PR measurement or public relations measurement is the measuring of consumer or public opinion and effectiveness of advertising or public relations campaigns. The success of these campaigns can be measured in various ways from simply measuring the ‘mentions’ in various mediums or by increasingly more complex ways of measuring response to marketing in public opinion and sentiment surveys.
Traditional PR Measurement
The majority of firms are stuck in a system design of previous decades. Where the fact that publicity appearance is a sign of a successful campaign. These measurements emphasize the ability to generate publicity and generating these clips for clients as a measurement of success. Some more auspicious agencies will attempt to evaluate these placements as to their viability and effectiveness in comparison to a target market or desired number of placements. However, this system of measurement is basic at best and does not show the client a proper understanding of the value of their marketing and PR campaigns. With the rise of the internet, complex computer modelling and better techniques, there is a push for standardization within the PR measurement industry for better metrics producing better results.
A New Model
Measuring models and standardization has come about to help push the industry into the right direction. These models and standardization all have the same issue at their core; providing better metrics for a better understanding of getting results. Past metrics focused on measurable results in marketing, sales and output metrics. These included total impressions, impact on sales, and other tangibles. However with the rise of social media and the internet new forces are at play in influencing the public which are not always as visible as traditional media impressions of a brand. New metrics need to measure beyond the simple outputs to include brand recognition and reputation, overall consumer engagement, influence and action and beyond sales goals to include marketing cost savings and marketing cost avoidance.

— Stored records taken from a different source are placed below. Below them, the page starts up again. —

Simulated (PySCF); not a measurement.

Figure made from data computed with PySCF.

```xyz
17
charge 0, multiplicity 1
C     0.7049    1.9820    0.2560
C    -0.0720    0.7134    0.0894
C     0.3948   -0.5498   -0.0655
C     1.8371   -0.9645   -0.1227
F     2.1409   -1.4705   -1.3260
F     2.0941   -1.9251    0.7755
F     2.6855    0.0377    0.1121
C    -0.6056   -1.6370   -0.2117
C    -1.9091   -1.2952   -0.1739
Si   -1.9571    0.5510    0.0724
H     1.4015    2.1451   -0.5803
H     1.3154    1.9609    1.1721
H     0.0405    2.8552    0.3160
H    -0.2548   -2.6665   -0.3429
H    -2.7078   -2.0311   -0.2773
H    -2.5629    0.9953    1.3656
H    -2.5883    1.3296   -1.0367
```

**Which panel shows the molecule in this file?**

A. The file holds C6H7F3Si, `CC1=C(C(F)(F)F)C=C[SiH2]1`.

The ability to determine a company’s Return on Investment (ROI) in its media campaign has always been a difficult task, and many argue with the development of social media platforms it has become even more so. However, putting in metrics and a process that follows the process to desired outcomes should be instituted. The first step in measuring is determining exposure across all mediums. The next is determining the public’s level of engagement with the content delivered by determining the who, how and where questions. The next step is possibly one of the most difficult, the need to determine the amount of influence this measured engagement has had on the public’s perceptions and attitudes with relation to the brand. The last, which is often the most important step but often ignored is the necessity to take action from the understanding gained. If trends in social media engagement are showing a negative perception of a product or service of the brand, there needs to be corrective action taken to avoid larger costs or lower sales. The cost of inaction needs to be equated in ROI discussions.
By developing proper PR measurement criteria your marketing department or agency will be able to provide a much better plan forward and be able to be proactive in marketing campaigns and social engagement policies to avoid costly PR mistakes and keep a positive company and brand image.